The production, a one act play, revolves around two troubled characters, Danny and Roberta, who meet and strike up a conversation in a bar. John Turturro and June Stein originated the roles in 1983. Since its original production premiered Off-Broadway at the Circle in the Square Theatre it was revived in 2004 and was staged again in 2023, directed by Jeff Ward.
Summary
Set in the Bronx, the story revolves around Danny and Roberta who strike up a conversation in a bar.
"He is a brooding, self-loathing young man who resorts more to violence than reason; she is a divorced, guilt-ridden young woman whose troubled teenage son is now being cared for by her parents. Danny, whose fellow truck drivers call him “the animal,” seems incapable of tender emotion, while Roberta, who is still haunted by the memory of an ugly sexual incident involving her father, is distrustful of men in general."[1]

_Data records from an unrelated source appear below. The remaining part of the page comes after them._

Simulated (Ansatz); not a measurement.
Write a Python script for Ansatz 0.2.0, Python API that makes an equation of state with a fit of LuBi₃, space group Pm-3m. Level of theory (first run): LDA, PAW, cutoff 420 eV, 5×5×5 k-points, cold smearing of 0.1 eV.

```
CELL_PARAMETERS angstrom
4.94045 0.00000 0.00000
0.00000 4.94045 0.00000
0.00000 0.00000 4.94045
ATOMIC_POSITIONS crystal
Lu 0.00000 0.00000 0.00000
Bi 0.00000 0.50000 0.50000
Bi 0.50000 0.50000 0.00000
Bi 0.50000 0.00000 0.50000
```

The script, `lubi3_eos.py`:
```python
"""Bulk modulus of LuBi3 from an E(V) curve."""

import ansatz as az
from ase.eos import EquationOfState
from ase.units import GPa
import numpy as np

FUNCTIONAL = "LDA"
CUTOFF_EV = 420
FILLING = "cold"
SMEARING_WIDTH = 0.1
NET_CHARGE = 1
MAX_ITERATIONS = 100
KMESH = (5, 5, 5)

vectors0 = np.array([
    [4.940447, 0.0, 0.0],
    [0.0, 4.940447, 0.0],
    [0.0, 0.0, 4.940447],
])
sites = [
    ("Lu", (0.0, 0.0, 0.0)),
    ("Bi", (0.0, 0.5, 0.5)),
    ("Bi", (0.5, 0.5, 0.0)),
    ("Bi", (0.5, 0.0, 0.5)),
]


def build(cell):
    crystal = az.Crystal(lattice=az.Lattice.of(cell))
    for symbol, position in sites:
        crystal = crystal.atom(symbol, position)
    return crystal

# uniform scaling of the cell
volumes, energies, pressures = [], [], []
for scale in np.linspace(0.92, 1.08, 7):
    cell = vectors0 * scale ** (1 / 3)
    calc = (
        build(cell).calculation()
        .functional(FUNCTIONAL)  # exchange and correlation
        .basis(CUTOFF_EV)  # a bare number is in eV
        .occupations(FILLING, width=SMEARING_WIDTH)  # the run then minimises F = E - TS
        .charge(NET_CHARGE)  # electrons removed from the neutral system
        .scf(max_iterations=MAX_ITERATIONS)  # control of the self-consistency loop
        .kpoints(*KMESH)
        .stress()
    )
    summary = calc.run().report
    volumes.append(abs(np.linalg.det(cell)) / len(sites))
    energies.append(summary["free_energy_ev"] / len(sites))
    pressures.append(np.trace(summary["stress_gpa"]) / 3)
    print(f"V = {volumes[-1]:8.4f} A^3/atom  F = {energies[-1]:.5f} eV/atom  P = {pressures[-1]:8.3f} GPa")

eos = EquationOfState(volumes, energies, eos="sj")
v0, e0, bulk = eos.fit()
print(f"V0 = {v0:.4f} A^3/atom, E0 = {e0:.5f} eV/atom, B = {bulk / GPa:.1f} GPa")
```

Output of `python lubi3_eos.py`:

Mel Gussow of The New York Times declared, "Performed without intermission, it is too long (85 minutes) to be approached as a vignette, and it is too dramatically underdeveloped to be regarded as a full-length double portrait...the play is the equivalent of sitting at ringside watching a prize fight that concludes in a loving embrace".[5]
For the 2004 revival, David Rooney of Variety wrote, "A dark and dirty riposte to meet-cute Hollywood romances about lovable losers finding each other . . . the play traces the to-and-fro swing of the pendulum between the characters as hope and the possibility of love materialize before them, first as drunken make-believe and later as something frightening but real. Subtitled “An Apache Dance,” it unfolds like a pained pas de deux, its deliberate rhythms precisely choreographed".[6]